# CSCI E-25      
## Image Stitching 
### Steve Elston

## Introduction   

This lab demonstrates some basic principles of image stitching. The focus here is on transformation of images to a common image plane to form a mosaic. Only planar projective transforms are employed. No blending algorithms are applied.   

This lab is intended to be short and simple. The exercises are all conceptual. No coding is required.  

You can find an example which includes more sophisticated methods of blending images in this [example](https://github.com/scikit-image/skimage-tutorials/blob/main/lectures/solutions/adv3_panorama-stitching-solution.ipynb), or in the [Scikit Image User Guide](https://scikit-image.org/docs/stable/auto_examples/registration/plot_stitching.html?highlight=stitching).   

As a first step, execute the code in the cell below to import the packages you will need.  

In [None]:
import skimage 
from skimage import data
from skimage.filters.rank import equalize
import skimage.filters as skfilters
import skimage.morphology as morphology
import skimage.transform as transform
import skimage.feature as feature
import skimage.measure as measure
from skimage.color import rgb2gray
from skimage import exposure
from PIL import Image
from skimage.feature import match_descriptors
import numpy as np
import math
from itertools import product, combinations
import matplotlib.pyplot as plt
import seaborn as sns
%matplotlib inline

> **Note:** For a more comprehensive example of image stitching with Scikit Image see [this example](https://github.com/scikit-image/skimage-tutorials/blob/main/lectures/solutions/adv3_panorama-stitching-solution.ipynb)

## Load and Prepare the Images

You will now load and prepare images used to create a mosaic. Execute the code in the cell below to load the image and convert it to gray-scale. 

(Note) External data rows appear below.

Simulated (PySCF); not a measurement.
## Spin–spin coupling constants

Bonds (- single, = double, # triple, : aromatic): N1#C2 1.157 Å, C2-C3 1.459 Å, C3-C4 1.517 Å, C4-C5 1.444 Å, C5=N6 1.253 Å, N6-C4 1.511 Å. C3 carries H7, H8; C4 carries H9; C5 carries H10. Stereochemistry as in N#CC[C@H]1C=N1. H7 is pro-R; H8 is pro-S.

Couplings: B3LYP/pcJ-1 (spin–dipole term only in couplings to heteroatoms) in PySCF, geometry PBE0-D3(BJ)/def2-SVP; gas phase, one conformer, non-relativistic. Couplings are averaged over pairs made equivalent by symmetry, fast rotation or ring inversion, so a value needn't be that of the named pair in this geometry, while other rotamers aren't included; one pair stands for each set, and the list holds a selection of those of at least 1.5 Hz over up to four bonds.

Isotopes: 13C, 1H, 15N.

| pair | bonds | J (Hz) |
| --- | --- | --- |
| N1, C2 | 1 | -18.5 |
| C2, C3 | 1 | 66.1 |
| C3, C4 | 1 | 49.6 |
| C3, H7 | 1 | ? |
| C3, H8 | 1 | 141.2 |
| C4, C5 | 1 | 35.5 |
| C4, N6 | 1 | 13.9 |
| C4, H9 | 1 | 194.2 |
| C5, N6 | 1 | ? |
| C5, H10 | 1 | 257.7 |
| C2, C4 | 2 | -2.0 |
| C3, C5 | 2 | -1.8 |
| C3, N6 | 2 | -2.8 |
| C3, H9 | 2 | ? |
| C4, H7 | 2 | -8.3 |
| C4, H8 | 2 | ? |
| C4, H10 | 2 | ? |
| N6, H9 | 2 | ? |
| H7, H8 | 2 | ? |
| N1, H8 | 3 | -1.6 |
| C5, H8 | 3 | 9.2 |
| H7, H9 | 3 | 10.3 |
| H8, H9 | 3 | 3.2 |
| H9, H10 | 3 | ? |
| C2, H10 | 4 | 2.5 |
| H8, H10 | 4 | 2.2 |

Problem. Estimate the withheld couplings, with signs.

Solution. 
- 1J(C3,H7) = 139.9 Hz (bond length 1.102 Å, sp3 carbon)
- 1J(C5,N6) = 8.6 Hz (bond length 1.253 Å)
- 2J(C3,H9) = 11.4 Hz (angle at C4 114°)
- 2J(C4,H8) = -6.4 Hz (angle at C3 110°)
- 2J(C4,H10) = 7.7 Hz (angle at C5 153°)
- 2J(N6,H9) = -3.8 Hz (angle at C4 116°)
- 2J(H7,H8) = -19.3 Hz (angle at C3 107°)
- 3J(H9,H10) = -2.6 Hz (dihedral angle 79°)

> **Note:** You can reproduce the examples in the slide deck if you run this notebook with the `ButeScene3.JPG` image.  

In [None]:
def plot_grayscale(img, h=8):
    plt.figure(figsize=(h, h))
    _=plt.imshow(img, cmap=plt.get_cmap('gray'))
    _=plt.axis('off');
    
bute_scene = Image.open('../datafiles/ButeScene.JPG')
bute_scene = np.array(bute_scene)
print(bute_scene.shape)
plt.figure(figsize=(8, 8))
plt.imshow(bute_scene)
plt.axis('off')
plt.show()

bute_scene = rgb2gray(bute_scene)
bute_scene = exposure.equalize_adapthist(bute_scene)
plot_grayscale(bute_scene)

The code in the cell below splits the original image into two overlapping images. One of the images is then translated, rotated and scaled. In the remainder of this lab, these two images will be translated an a mosaic created which should resemble the original image.   

Execute the code in the cell below to perform the following operations:  
1. The images are cropped by opposite sift factors and then resized. The cropping retains an overlap area between the two images. 
2. A similarity transformation is applied to the right hand image. The transformation matrix is displayed.   
3. The images are displayed side by side. 

In [None]:
def plot_pair(left, right):
    fig, ax = plt.subplots(1,2, figsize=(16, 24))
    ax = ax.flatten()
    ax[0].imshow(left, cmap=plt.get_cmap('gray'))
    ax[0].axis('off');
    ax[1].imshow(right, cmap=plt.get_cmap('gray'))
    ax[1].axis('off');
    plt.show
    return ax

shift = 1000
img_dimension = 256
dimension_tuple = (img_dimension,img_dimension)
bute_left = transform.resize(exposure.equalize_adapthist(np.copy(bute_scene[:,:bute_scene.shape[1] - shift])), (dimension_tuple))
bute_right = transform.resize(exposure.equalize_adapthist(np.copy(bute_scene[:,shift:])), (dimension_tuple))


theta = math.pi/16
#theta = 0.0
scale = 1.1
#scale = 1.0
translation = [0,-64]
#translation = [0,0]
transform_matrix = transform.SimilarityTransform(rotation=theta, translation=translation, scale=scale)
print(transform_matrix)
bute_right = transform.warp(bute_right, transform_matrix)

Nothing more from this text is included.